Skip to content

The Game of Source

Wikidata has beautiful mechanisms to associate individual claims with sources for that claim. However, finding and adding such sources is surprisingly complex, and, between multiple open tabs and the somewhat sluggish interface, can strain the patience of the most well-meaning editor.

I had previously attempted to simplify adding sources to Wikidata statements; and while I believe this interface to be much easier to use than Wikidata proper, it is still clunky, and has issues on mobile.

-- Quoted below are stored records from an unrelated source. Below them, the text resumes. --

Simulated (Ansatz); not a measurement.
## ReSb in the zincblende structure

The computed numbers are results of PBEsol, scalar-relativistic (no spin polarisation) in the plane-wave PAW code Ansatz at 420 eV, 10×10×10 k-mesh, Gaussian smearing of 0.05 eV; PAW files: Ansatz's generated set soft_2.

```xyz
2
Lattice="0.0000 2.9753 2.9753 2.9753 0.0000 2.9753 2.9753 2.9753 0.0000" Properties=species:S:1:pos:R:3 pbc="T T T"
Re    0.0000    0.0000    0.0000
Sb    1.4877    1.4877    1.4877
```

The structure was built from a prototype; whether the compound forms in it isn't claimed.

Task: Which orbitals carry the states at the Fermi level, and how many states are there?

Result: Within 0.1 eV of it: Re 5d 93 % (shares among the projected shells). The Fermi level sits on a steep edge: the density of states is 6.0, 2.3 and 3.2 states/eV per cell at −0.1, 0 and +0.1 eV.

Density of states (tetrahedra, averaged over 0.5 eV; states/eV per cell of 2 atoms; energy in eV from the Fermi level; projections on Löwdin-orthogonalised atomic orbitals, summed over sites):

Screen Shot 2015-06-01 at 22.18.35So, I went ahead and reduced the issue to its most basic form: Does a short text snippet support a specific claim? To achieve such a simplified interface, the following must happen:

  • A Wikidata item is picked (by random)
  • The associated Wikipedia articles are investigated
  • The external links of these articles are merged
  • The HTML for these URLs is retrieved, and HTML tags are stripped, leaving only the plain text
  • Claims from the item are prepared. This includes getting the label of “item statements” (Pxx => Qyy), and formatting the dates of “time statements” in various ways (2015-06-01, “June 1, 2015”, etc.)
  • The claim values (labels and dates, for now) are searched for in the HTML of the external URLs above
  • The hits, including some flanking text, are stored in a database

This process is repeated over and again. Finally, an interface presents the hits for a specific claim to the user. A single click can now add that URL as a source to the claim on Wikidata (via WiDaR), together with the original retrieval date (example). The entire set can be marked as “Done” (as in, don’t show this again to anyone), or skipped (claim goes back into the “pool”).

It is early days for this interface now. No doubt, many improvements are possible, and even though claims are added to the database in the background, there are only ~1,000 claims in there at the time of writing this. Patience.